One of the bigger surprises for many (ahem, not all) people when the Oscar nominations were announced was the inclusion of a little Polish indie called “Ida” in the Best Cinematography category. But the story of how the film came to feature two DPs – Ryszard Lenczewski and Lukasz Zal – is an interesting one itself.
Unfortunately, Lenczewski has been unavailable lately, but I wrangled up an email chat with Zal about his good fortune. (That's him on the right next to director Pawel Pawlikowski in the photo at the top.) And it's double the excitement for him, too, as he shot the Oscar-nominated documentary short “Joanna” as well. The Polish Film School is taking over! Seriously, though, it was a truly unexpected moment for Zal, of course, to land an Oscar nomination for his feature debut, particularly after the unusual circumstances that led to his assuming the role of cinematographer.
What's more, this rounds out a fairly substantial year of DP conversations for us here at In Contention. I delight in these so much and am so happy they tend to find an audience. I hope you continue to enjoy them as we move forward.
Check out the back and forth with Zal below.
HitFix: What was it like collaborating as dual cinematographers on a project? How did you divide duties or work hand-in-hand?
Lukasz Zal: The fact that there were two DPs working on “Ida” was a coincidence. I was supposed to be a camera operator, Ryszard Lenczewski was to be the DP. He took part in the recces [pre-production location work], prepared everything but his health prevented him from continuing his work. During the very first days, we worked alternately; Ryszard was the DP for 10 days all in all. Everything happened unexpectedly. I was promoted to DP on the second day. After a few days, Ryszard returned to work and I became the camera operator again. Then, he couldn't work again and once more I took over and worked with director Pawel Pawlikowski. I used Ryszard's photos, taken during the recces, to get an idea about locations. I had no time for additional recces or preparations. It became obvious really quickly that Pawel and I got along very well, that the work we had done during those first couple of days turned out great and that was when Pawel and the producer decided to give me a chance. The situation was a bit crazy. I arrived to the set not really knowing if I'd be a DP or a camera operator that day. All I could do, really, was to concentrate and be creative. Later on we had more time to plan, discuss the scenes we were about to shoot and “fantasize,” as Pawel liked to put it.

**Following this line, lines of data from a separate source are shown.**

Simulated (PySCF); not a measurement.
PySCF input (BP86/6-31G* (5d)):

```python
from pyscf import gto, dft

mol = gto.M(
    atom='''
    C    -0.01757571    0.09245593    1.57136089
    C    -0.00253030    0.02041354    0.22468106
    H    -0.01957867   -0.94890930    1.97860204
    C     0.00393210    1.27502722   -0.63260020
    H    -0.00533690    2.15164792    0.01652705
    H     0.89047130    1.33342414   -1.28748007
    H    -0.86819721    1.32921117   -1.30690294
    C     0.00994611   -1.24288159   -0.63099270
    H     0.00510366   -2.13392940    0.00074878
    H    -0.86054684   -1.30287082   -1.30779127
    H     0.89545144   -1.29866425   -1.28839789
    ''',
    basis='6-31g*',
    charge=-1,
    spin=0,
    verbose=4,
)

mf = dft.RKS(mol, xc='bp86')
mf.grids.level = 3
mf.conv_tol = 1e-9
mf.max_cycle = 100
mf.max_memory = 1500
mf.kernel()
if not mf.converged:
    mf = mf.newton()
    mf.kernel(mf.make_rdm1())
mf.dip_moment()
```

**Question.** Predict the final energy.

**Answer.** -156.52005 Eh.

Was digital always part of the plan or did you at any point consider film? What did you find beneficial about digital with this particular project, and at the same time, what limitations did it place on you?
The decision that the movie was to be shot on Alexa was made much earlier. It was Ryszard's idea. There were many reasons for choosing that particular camera, the most important one being that Alexa's transducer gives picture that is the most similar to the one shot on the traditional stock. The black and white stock available today is imperfect and the whole process is very expensive. Working on a digital camera gives much bigger comfort, like the possibility to shoot many retakes, which is very important while working with an actress who's making her onscreen debut (Agata Trzebuchowska). Not to mention the financial matters. The final result is comparable to the traditional stock but it's much easier to achieve. I, personally, do not see any limitations.
The look of the film is obviously very stark, maybe even austere. What inspired that? Did you reference art work or photography or other films at all?
The style of picture is partly inspired by the films of the Polish Film School. As far as photography is concerned, I would mention Jeanloup Sieff and his black and white photos. We drew our inspiration from the movie entitled “Vivre Sa Vie.” We found the formal decisions made in this movie very bold and incredible. We wanted the movie to be as coarse as possible, deprived of all the visual ornaments, to make it look as if it was shot in the '60s. And I think we managed that. During one of the first showings of the movie, in the post-production studio, someone saw parts of “Ida” and was wondering out loud how was it possible that Agata Kulesza was playing in such an old movie.
There's also a careful geometry, I want to say, to the film's composition. What inspired that and what was that element of the film's look meant to convey thematically?
This particular way of framing was used for the first time while we were shooting the scene at the bus station. We were looking for the feeling of misplacement and isolation and it turned out that so much air creates an incredible mood. We kept using it in the following takes and we were able to see that something unique and interesting is coming out of it. We were very shy at first but grew bolder as we went on. We were building our frames from the scraps of reality with great precision, like posters. We set each frame together, Pawel and I. Pawel has a great sense of pictures.
A lot of people were pleasantly surprised that you got an Oscar nomination. How did it feel for you guys?
I was equally surprised. I didn't expect it at all. I was doing the pre-production for my new film and it was a last minute decision to go and watch the nominations at the Polish Film Institute. Emotions were running high. Firstly, because of “Ida” being nominated for the Best Foreign Language Film. Secondly, the nomination for the documentary entitled “Joanna,” on which I worked as a cinematographer. Not to mention, the nomination for the cinematography for “Ida.” It was incredible and very exciting. I didn't expect to get a nomination for the movie that was my debut. The fact that I could work on the cinematography for that film is the biggest reward for me.